By Thomas Marten
Stark County Farm Bureau Manager
I had a great opportunity to do something I’ve wanted to do this past weekend.
This past June, I toured John Deere’s cotton harvester factory near Des Moines, Iowa. The machines rolling off the line today do a lot of work and help cotton farmers harvest faster and with fewer people. The pickers today not only collect the fiber but they accumulate it, bale it and wrap the bale – all in one machine.
For a while I’ve been talking to a fraternity brother of mine who lives near Gates, Tennessee. He and his family grow cotton, corn and soybeans in western Tennessee between Dyersburg and Memphis. After spending an evening at the SIU Fall Festival, which Chris McMillan also attended, I went on down to visit Hill farms to finally ride along in a cotton picker and also to collect hundreds of bolls for Ag in the Classroom programs for neighboring counties.

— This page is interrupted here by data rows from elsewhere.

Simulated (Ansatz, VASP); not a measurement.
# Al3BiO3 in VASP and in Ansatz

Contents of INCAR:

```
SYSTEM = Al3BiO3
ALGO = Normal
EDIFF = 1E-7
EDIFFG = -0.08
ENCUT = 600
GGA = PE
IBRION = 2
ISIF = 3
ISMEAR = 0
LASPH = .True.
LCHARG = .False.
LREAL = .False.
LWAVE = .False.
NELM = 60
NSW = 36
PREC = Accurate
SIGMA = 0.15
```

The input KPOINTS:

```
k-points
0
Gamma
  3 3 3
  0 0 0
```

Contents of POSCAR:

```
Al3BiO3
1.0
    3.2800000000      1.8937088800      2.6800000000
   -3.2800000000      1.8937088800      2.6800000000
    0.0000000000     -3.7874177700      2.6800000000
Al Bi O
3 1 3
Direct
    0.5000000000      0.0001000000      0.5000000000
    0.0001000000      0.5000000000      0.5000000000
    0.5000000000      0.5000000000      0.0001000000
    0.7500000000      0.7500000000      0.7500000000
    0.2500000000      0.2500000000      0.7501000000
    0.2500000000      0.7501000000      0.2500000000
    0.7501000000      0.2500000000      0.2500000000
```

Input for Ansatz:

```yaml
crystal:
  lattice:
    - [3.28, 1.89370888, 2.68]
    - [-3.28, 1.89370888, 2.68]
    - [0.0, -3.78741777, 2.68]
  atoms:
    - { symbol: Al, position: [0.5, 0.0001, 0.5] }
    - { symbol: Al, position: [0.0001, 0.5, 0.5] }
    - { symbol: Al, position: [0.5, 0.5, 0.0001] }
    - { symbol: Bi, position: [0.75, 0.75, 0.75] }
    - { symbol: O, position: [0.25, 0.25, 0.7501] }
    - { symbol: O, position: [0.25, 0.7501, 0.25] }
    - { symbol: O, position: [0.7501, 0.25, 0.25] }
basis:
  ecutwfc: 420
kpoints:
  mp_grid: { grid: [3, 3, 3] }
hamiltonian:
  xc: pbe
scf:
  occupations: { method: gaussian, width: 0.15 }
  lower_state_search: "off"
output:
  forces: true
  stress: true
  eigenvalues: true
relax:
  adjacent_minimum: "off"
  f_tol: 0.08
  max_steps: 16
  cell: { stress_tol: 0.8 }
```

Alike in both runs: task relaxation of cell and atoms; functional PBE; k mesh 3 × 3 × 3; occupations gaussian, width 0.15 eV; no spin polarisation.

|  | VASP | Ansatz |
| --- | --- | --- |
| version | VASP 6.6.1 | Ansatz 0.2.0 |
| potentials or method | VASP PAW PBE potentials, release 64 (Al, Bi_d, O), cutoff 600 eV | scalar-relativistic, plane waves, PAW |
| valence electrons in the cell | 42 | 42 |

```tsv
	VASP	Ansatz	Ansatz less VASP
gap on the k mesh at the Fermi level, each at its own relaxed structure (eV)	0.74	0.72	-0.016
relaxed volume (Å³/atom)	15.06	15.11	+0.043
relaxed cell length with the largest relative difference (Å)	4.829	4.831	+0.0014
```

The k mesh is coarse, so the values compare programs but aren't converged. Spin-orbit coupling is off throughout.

These cotton pickers are impressive machines. The method in which they strip the fiber from the plant is really innovative. Someone far smarter and savvier than I problem solved through that dilemma.
As I briefly mentioned Chris McMillan and I were both in Carbondale this weekend as the Salukis hosted the Indiana State Sycamores for this year’s homecoming game. While SIU fell short of a win on Saturday, it is nevertheless always good to reconnect with fellow alumni and friends.
While I am excited to bring back cotton, we will not have another southern commodity this year. For the past several years, Stark County Farm Bureau has sold fresh citrus fruit from an exchange with the Florida Farm Bureau and its members. We will no longer be offering this.
This comes out of a few different reasons. As you may know, Florida farmers are being ravaged by citrus greening, which destroys their citrus groves and to date there has been no resistance found naturally in citrus trees. This has caused prices to skyrocket, selection to be limited and quality leaving much to be desired. Last year several of you were also not satisfied with the fruit quality and as this progresses, I don’t want to put you or our Farm Bureau on the line for sub-standard fruit.